See this previous post on Microservices shared front end aka How does servicestack find services? on starting with a Monolith then split out Services when needed, use the Service Gateway to enable loose-coupling for inter-process Service calls, and you’d typically want to use JWT for authentication.
As to the correct design, you should almost always start with a Monolith first, but design your App so it can be easily split up, e.g. maintain proposed Microservice implementations in different decoupled .dll’s where only inter-coupling between them should be sharing the same DTOs & using the Service Gateway for communication, which will allow you to easily extract the Service implementation into a different AppHost that can then be accessed remotely.
So whilst it’s advisable to be designing your monolith “for Microservices” so it can be easily split out into different microservices, doing so adds more complexity, latency & performance & maintenance overhead, deployment overhead, lower productivity, multiple PoFs, etc so you should have very clear tangible value for doing so, it need not only be technical, e.g. a valid reason for a Microservice is there are different teams working on them who’d prefer to develop & release on their own cadence.
Definitely don’t just add infrastructure dependency if you don’t know you absolutely need it. Each adds an additional PoF. It should be evident when you need features like a MQ, e.g. for facilitating requests that are no longer suitable to be executed synchronously, like long-running time-decoupled async oneway operations.
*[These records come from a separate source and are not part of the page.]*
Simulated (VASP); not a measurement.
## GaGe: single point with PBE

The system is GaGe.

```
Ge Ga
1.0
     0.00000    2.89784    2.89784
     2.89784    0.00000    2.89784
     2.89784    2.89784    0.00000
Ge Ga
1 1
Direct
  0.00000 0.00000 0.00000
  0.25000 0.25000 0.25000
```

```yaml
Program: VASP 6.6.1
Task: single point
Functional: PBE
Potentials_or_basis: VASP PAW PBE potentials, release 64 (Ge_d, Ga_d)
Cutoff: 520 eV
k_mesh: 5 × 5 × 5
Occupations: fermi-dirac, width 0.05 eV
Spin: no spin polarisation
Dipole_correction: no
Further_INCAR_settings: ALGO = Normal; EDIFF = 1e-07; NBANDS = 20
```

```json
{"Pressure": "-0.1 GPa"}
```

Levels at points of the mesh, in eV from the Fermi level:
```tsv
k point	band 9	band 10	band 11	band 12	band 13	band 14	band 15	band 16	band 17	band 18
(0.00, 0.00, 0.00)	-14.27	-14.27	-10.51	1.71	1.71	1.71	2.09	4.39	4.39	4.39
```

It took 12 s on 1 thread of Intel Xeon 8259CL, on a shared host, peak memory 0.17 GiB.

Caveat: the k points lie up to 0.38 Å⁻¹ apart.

Talking about system design in abstract is not going help with your decisions. The question you should be continually asking is what benefit will I get from splitting out into a remote host? and does it justify the additional overhead? e.g. Why are you splitting your API Gateway from your Monolith, it already looks like it was adopting the role of an API gateway?
Do all requests need to go through a monolith, e.g. can your Services be called directly. If you adopt JWT only the monolith needs to be concerned about Authentication & issuing new tokens which can embed what roles/features (Audience) each user is allowed to access to, each Service then only needs to validate the JWT & check that they’re allowed access to the feature/Service.
Others on here may have different recommendations, but mine is always going to be design your systems simplicity-first where the correct number of Microservices being the minimum number required.